U.S. Department of Justice

United States Attorney
Northern District of California

Thursday, APRIL 15, 2010

Former CFO of Private Equity Fund Pleads Guilty to Insider Trading Charges

SAN FRANCISCO - King Chuen Tang pleaded guilty to insider trading charges in federal court in San Francisco today, United States Attorney Joseph P. Russoniello announced.

In pleading guilty, Tang admitted that in the Spring of 2008, while working as the CFO of a private equity fund, he misappropriated inside information regarding Tempur-Pedic International, Inc.  The information involved a pre-announcement of earnings news and plans for Tang’s equity fund to purchase a large stake of Tempur-Pedic.  Tang shared that inside information with friends, and both he and his friends invested as a result of learning that information.  In 2007, Tang had received inside information from his brother-in-law who was then the CFO of a venture capital fund.  He also shared this information with his friends, and both he and his friends invested based on the inside information.  In all, Tang and his friends made approximately $5.5 million from the trades executed after learning the inside information.

Tang, 40, of Fremont, Calif., was charged in an Information with one count of conspiracy to commit insider trading and one count of insider trading in violation of Title 18, United States Code, Section 371, and Title 15, United States Code, Sections 78j(b) and 78ff and C.F.R. §§ 24.10b5, 240.10b5-1 and 240.10b5-2.  Pursuant to the plea agreement, Tang pled guilty to all counts.

Tang is out on bail.  He is next scheduled to appear before U.S. District Court Judge Jeffrey S. White in San Francisco on Sept. 16, 2010, for status.  The maximum statutory penalty for the conspiracy count is five years of imprisonment and a $250,000 fine.  The maximum statutory penalty for the insider trading count is twenty years of imprisonment and a $5 million fine.  However, any sentence following conviction would be imposed by the court after consideration of the U.S. Sentencing Guidelines and the federal statute governing the imposition of a sentence, 18 U.S.C. § 3553.

Jonathan Schmidt is the Assistant U.S. Attorney who is prosecuting the case with the assistance of Ponly Tu.  The prosecution is the result of a one-year investigation by the Federal Bureau of Investigation.

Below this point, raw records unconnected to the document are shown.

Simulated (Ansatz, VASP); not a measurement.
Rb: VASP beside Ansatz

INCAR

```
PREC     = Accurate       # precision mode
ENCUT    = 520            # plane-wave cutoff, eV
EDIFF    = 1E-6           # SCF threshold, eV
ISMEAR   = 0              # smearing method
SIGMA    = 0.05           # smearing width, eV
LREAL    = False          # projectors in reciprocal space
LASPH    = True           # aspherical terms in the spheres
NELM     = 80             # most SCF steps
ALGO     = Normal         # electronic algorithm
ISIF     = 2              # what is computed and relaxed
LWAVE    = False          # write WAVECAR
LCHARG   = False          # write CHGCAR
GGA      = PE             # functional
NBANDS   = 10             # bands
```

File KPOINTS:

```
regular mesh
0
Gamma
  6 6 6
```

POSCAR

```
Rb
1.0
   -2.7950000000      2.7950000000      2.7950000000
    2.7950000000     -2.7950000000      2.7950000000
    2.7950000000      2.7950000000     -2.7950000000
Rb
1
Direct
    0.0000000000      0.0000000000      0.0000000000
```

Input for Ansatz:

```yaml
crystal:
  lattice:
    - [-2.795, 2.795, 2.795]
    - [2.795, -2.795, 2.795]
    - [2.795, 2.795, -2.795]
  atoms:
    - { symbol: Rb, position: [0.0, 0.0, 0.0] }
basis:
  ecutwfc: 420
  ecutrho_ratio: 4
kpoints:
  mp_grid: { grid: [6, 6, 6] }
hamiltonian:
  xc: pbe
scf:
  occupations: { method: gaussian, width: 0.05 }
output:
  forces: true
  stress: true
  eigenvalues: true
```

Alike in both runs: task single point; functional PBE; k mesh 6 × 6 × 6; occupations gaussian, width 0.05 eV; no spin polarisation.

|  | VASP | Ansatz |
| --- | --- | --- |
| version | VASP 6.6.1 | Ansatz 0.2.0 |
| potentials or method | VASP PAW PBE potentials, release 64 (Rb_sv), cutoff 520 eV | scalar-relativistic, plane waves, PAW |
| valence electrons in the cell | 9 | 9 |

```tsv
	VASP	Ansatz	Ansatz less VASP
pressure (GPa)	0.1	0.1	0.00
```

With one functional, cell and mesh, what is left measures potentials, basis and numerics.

Securities fraud is a major focus of President Barack Obama’s Financial Fraud Enforcement Task Force. President Obama established the interagency Financial Fraud Enforcement Task Force to wage an aggressive, coordinated and proactive effort to investigate and prosecute financial crimes.  The task force includes representatives from a broad range of federal agencies, regulatory authorities, inspectors general, and state and local law enforcement who, working together, bring to bear a powerful array of criminal and civil enforcement resources. The task force is working to improve efforts across the federal executive branch, and with state and local partners, to investigate and prosecute significant financial crimes, ensure just and effective punishment for those who perpetrate financial crimes, combat discrimination in the lending and financial markets, and recover proceeds for victims of financial crimes.